Why capital spending is chronically low and what can be done about it

It was published in The Kathmandu Post, 23 May 2016.

Unspent budget

Political instability and interference both at the planning and operational levels hinder timely completion of projects

The government is unveiling budget for fiscal year 2016/17 at the end of May, one and a half months prior to the start of FY2017. The expectation is that it will give the government and bureaucracy adequate time to finish approval of programs and projects and subsequently speed up project implementation, resulting in higher spending at the end of the year. This is an important step to create the enabling environment for accelerating spending. However, policymakers should not lose sight of the other problems affecting spending capacity. 

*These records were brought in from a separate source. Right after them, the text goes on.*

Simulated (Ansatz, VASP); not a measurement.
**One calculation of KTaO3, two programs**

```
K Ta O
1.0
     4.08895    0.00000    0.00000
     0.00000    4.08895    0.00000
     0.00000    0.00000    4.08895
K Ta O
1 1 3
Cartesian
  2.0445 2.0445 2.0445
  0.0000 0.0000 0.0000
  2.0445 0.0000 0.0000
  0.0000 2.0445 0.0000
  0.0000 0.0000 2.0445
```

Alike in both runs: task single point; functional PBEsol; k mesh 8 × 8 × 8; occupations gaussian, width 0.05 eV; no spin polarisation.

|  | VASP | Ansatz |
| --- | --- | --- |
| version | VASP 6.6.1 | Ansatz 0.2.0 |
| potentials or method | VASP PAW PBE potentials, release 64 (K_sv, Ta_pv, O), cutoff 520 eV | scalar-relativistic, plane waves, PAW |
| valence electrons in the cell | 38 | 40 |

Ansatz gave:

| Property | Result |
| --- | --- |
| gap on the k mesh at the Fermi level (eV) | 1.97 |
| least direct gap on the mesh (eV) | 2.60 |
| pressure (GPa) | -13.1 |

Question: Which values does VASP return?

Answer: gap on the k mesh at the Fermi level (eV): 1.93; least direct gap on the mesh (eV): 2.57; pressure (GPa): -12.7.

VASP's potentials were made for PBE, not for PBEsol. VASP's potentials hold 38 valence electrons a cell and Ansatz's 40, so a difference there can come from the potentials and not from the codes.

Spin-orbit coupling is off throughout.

The under-execution of capital budget is a chronic fiscal issue that is intertwined with politics, bureaucratic competence, management capability of contractors, governance and the maze of Acts and policies that are hindering timely, faster and efficient spending. The existing ecosystem for capital budget execution is obstructing, rather than facilitating, timely spending. 

Low spending

For a low income economy like Nepal that is struggling to close the infrastructure deficit, the low capital budget allocation and then dismally low absorption rates give a sense of the enormity of the problem. While the planned capital spending averaged 5.5% of gross domestic product (GDP) in the last five years, actual spending averaged just 4% of GDP. In FY2016, planned capital budget is around 9.3% of GDP (Rs208.9 billion), of which only 23% was spent in the first 10 months. A substantial portion of the Rs91 billion allocated for post-earthquake rehabilitation and reconstruction remains unspent.



It is not hard to notice three patterns here: (i) planned capital spending itself is lower given that Nepal needs to invest an estimated 8-12% of GDP annually in transport, electricity, water supply, solid waste management, telecom and irrigation to close the infrastructure gap; (ii) capital budget absorption capacity has been chronically low (about 75% of planned budget) for a long time; and (iii) persistent bunching of spending in the last few months of fiscal year (about 45% capital spending occurs in the last month and 65% in the last three months), raising red flags over not only low spending, but also the quality of spending.

Additionally, capital spending is far lower than recurrent spending, which stands at around 16% of GDP. Higher capital spending not only creates the fundamental for growth to take off and helps to usher in a meaningful structural transformation, but also boosts immediate demand for construction materials, increases production of intermediate goods, and generates jobs. It includes spending on civil works, building, plant and machinery, land, vehicles, furniture and fittings, etc. The growth jolt from recurrent spending is not as strong as that from capital spending. Recurrent spending consists of grant to local bodies (includes some capital spending as well), wages and salaries to government employees, interest and subsidy payments, social security, and operation and maintenance.

Unhelpful ecosystem

Politicians and senior bureaucrats lament the low capital spending and openly admit the chronically low absorption capacity, but still seek higher share of budget each year. In FY2017, the size of budget will likely be higher than Rs819 billion appropriated for FY2016 despite the fact that the existing mechanism won’t be able to spend it in full without rectifying the distorted ecosystem governing project selection, spending approval at the center and spending pattern at the local level.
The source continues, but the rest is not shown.